Elasticsearch sizing and update in a docker enviroment

Hello everybody,

I am currently taking over our Elastic cluster at my company after the person who set it up and managed it so far left the company. Given my limited experience with the ELK stack, I have a few questions when it comes to setting up the environment appropriately and choosing the correct size.

Currently, we have about 470GB of data on our Elasticsearch nodes. The way it is set up is as follows: 1 Ubuntu virtualized host system with 8 CPU cores, 32GB of RAM, and 2TB SSD disk space. The Ubuntu machine hosts Kibana and two Elasticsearch containers with a replica of 1. Right now, the whole environment is running on version 7.12 and was built using the ElastDocker GitHub repository.

While digging through the documentation for a bit, I was confused as to why my predecessor set up the environment this way, since there is no failover in case the one Ubuntu VM crashes.

I am now wondering the following: What size should our cluster be, in terms of nodes with which computing resources? I know this depends on a few factors and will be specific on a case-by-case basis, but with 470GB of data already and about 3GB of additional data per day, which should be accessible for 2 years, and the following Elastic metrics. Maybe someone can give me a rough guideline on how I should go about structuring it.

Running 7.12 also seems like an ancient old version, so how easily can I upgrade to the latest 8.x version? Can I, in theory, add a third container to our cluster that is already running the higher version and do a rolling update, one node after the other, without having to take the whole environment down?

Also are there sources to learn about setting up the whole Elastic infrastructure, such as courses, videos, or tutorials, you guys can recommend for a beginner? I noticed that there is the Elastic-Engineer certification itself, but that seems more targeted at developers using the data than for admins setting up the environment, right?

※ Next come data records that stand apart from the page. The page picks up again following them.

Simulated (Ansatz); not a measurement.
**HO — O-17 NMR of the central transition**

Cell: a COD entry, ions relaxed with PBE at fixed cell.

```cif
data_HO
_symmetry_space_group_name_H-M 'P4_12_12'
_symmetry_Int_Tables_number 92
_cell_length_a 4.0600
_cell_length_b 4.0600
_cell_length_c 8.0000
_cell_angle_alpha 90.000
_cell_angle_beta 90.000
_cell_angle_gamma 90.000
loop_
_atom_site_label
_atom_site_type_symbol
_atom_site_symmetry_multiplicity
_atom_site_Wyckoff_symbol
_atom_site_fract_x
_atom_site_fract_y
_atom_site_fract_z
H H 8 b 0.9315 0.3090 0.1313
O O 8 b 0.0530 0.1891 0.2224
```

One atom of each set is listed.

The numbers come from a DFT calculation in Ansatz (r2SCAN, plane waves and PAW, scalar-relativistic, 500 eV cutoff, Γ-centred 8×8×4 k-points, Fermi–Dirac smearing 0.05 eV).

Any advice and pointing in the right direction is much appreciated. Cheers!

Welcome to our community! :smiley:

Yes, this is a very good way to go about doing it! The first thing you will want to do though is upgrade those nodes to 7.17, then add the 8.X nodes and roll the old ones out.

Yeah that's a bit of a doozy if it's a VM. You would be better off putting each Elasticsearch node on it's own VM.